Regulator says safeguarding goes beyond protecting at risk groups
The Charity Commission’s new safeguarding strategy sets out the Commission’s approach to safeguarding, and the steps trustees should take to ensure no one who comes into contact with their charity suffers distress or harm, as well as safeguarding children and adults at risk.
The publication from the regulator of charities explains what trustees’ charity law duties mean in the context of safeguarding, and replaces a previous strategy. It states that safeguarding is a key governance priority for all charities, not just those working with groups traditionally considered at risk.
The new strategy sets out: how the Charity Commission works with the charity sector and other agencies to prevent safeguarding concerns arising; its regulatory role in ensuring that trustees carry out their duties to protect their beneficiaries, and others who come into contact with their charity, from harm; and how it responds to allegations or reports of safeguarding incidents in charities.
It states that trustees should ensure their charity provides a safe environment for staff, volunteers, and anyone who comes into contact with it. It makes clear that safeguarding goes beyond preventing physical abuse, and includes protecting people from harm generally, including neglect, emotional abuse, exploitation, radicalisation, and the consequences of the misuse of personal data.
The policy paper also sets out strategy for charities funding other organisations, such as overseas partners, that work with children or adults at risk. ‘Its trustees should carry out appropriate due diligence so that they can be confident that their partner has in place appropriate safeguarding policies and procedures.’
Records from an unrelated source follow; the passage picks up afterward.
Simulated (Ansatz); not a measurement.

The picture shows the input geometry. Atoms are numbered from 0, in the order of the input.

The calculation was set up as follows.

Michelle Russell, Director of Investigations, Monitoring and Enforcement at the Commission, says what trustees need to do in practice will depend on their charity’s circumstances:
“The public rightly expect all charities to be safe environments. So all trustees should make safeguarding a governance priority. Of course, what trustees do in practice will depend on the context of their charity’s work, and trustees should take a proportionate approach. Charities working with vulnerable groups such as children and adults at risk for example, will need to ensure their safeguarding policies and practices comply with relevant safeguarding legislation and regulations.
“But all trustees should think about the people that come into contact with their charity and consider the steps they can take to prevent them from coming to harm.
“Recent accusations of harassment in the work place, including against some charities, demonstrate how vital it is that trustees are alive to the need to protect and safeguard all those involved in or affected by their work.”
The Charity Commission is the independent regulator of charities in England and Wales.